SXCTrack is a project which scrapes data from fillmore.homelinux.net/cgi-bin/Athletes and other related pages into a JSON format to be displayed on sxctrack.com
Is the entire update checking, web scraping, and upload process baked into one python file.
It initially connects to an FTP server to check which meets are already on the sxctrack.com website
Then it checks a list of meets on fillmore, and if there are any more than there are "locally" (already on sxctrack), then it will add these missing meets to be scraped.
- need to also re-scrape any meet less than two weeks old, because coaches often change data after the first upload
Finally, it incorporated into the existing data that was fetched from sxctrack.com initially, and the python file regenerates all the files for sxctrack.
Each file is then uploaded to a "temp" directory on sxctrack. Once this is done, it deletes everything in the "old" directory, moves everything from "curr" to "old", and then copies "temp" to "curr". I call this the great shuffle.
The "curr" directory is fetched by front-end ajax, and the "old" directory and "temp" directories are kept in case something goes terribly wrong, and I can always view an archived version of the website's data. The file structure has not changed since I devised it, they are all backwards and forwards compatible with the front end.

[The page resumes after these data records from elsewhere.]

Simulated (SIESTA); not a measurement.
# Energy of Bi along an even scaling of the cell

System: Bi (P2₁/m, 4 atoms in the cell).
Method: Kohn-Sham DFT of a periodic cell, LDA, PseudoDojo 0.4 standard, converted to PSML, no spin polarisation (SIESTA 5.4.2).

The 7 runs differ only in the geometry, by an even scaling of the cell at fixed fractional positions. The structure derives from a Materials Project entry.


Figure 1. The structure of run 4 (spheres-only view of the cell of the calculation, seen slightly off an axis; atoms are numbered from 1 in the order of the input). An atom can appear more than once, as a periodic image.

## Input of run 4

- Added -neuter, -nuclear, implemented -textarg to further fine-tune one-time script runs
- Added creation of report.txt. Doesn't need to be parsed as json, but didn't bother adjusting ftpStor function.
- fixed bug caused by new fresh_ids concept and old array merging process
- merge_meet_data did not overwrite old data. I made a little "forgot that for x in y loops do not actually change y" mistake. Fixed.